FALFURRIAS, TX -- A pickup truck driver ignored lights and sirens and accelerated to nearly 100 miles an hour, turning simple traffic into something else recently in Brooks County.
Chief Daniel Walden alerted dispatchers as he pushed down on the gas pedal to catch the pickup driver.
"Dispatchers let me know they got a call of a vehicle matching the description dropped off a load of undocumented right in that area that we were at," Walden said as the chase neared the county line.
At that point, the driver ditched the truck and took off on foot, with the officer on his heels.
Five minutes later, they emerged from the brush, the driver in handcuffs.
According to officials, that was just another typical day in Brooks County.
What isn't typical is the deputy making the arrest, Chief Walden. Walden is a school district police officer in Donna, Texas, nearly 80 miles away.
"It's something I took a personal interest in," said Walden. "We're law enforcement. We're not immigration. But we're human beings and we care about someone's life."
Brooks is one of the poorest counties in the nation. With enough funding to employ four deputies, that means only one deputy on duty each day. Brooks County is also home to one of the last border checkpoints into the interior of the United States.

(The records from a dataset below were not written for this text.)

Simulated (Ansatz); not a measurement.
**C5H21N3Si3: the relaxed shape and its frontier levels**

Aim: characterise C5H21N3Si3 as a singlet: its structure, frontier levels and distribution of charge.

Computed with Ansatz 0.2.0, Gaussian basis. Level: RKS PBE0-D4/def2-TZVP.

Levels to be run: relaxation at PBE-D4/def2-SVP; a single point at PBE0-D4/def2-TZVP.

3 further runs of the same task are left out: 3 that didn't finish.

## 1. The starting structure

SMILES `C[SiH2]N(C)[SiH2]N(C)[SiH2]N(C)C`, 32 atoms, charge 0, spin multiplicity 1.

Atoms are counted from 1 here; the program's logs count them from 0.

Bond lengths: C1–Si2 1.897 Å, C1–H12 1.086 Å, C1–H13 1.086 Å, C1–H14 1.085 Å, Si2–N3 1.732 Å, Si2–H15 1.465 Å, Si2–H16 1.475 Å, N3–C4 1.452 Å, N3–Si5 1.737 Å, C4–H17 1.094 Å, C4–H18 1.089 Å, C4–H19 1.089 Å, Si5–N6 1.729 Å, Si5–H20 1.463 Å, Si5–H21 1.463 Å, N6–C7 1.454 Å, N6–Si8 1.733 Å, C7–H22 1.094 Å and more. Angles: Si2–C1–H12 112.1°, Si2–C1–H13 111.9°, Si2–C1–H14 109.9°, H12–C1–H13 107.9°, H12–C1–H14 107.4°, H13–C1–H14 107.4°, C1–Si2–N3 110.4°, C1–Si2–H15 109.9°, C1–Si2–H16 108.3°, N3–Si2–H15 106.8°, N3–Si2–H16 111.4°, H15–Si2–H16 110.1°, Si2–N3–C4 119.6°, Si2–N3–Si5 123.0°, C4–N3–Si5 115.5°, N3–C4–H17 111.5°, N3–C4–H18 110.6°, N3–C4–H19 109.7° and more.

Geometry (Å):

Human smugglers are taking advantage of those facts, dropping off migrants, who are often left to wander and die within the thousands of acres of ranch land.
With more than 40 bodies already recovered this year, one deputy can quickly get overwhelmed.
So Walden, along with more than a dozen other peace officers from across the state, donate their time and their badges to help Brooks County tackle its immigration crisis.
"You take a county the size of Rhode Island and you put one deputy out there by himself, what are you going to do?" said Walden. "We are a brotherhood in law enforcement, which means when an officer needs help, we'll help them."
Following the traffic stop, it turned out the driver was undocumented, the truck wasn't his, and he was vague about his travel plans.
The driver will be charged with felony evasion.
Walden named his group the Border Brotherhood, and in less than 3 months, Brooks County 911 response times have improved, along with the survival rates for the undocumented migrants.
County officials admit to being skeptical at first of the volunteers who've padded their ranks. But Brooks County Chief Deputy Bennie Martinez said they have come to accept the reserve deputies and their help.
"They're coming at their own dime, looking for nothing in return," said Martinez "Those are hard to come by. People just don't do things like that anymore."
Austin Malone is from San Antonio. In his free time, he's a volunteer deputy.
"Back in San Antonio I go to school, and have a part time job working security," said Malone. "I don't want people to get lost and die."
Roel Reyes is from Pharr, Texas, and was issued his bulletproof vest Wednesday. The vest, like the rest of the gear the Border Brotherhood carry, is donated.
"Today's my first day, just got swore in," said Reyes.
Malone and Reyes said the crime-fighting experience will be invaluable for their future careers. And both say there's no value you can place on rescuing people in trouble.
"Help out people, protect lives and save people, that's what also brought me out here, too," said Reyes.
"We're here to save lives. Every person we're able to recover is somebody who is not going to die in the brush," said Walden.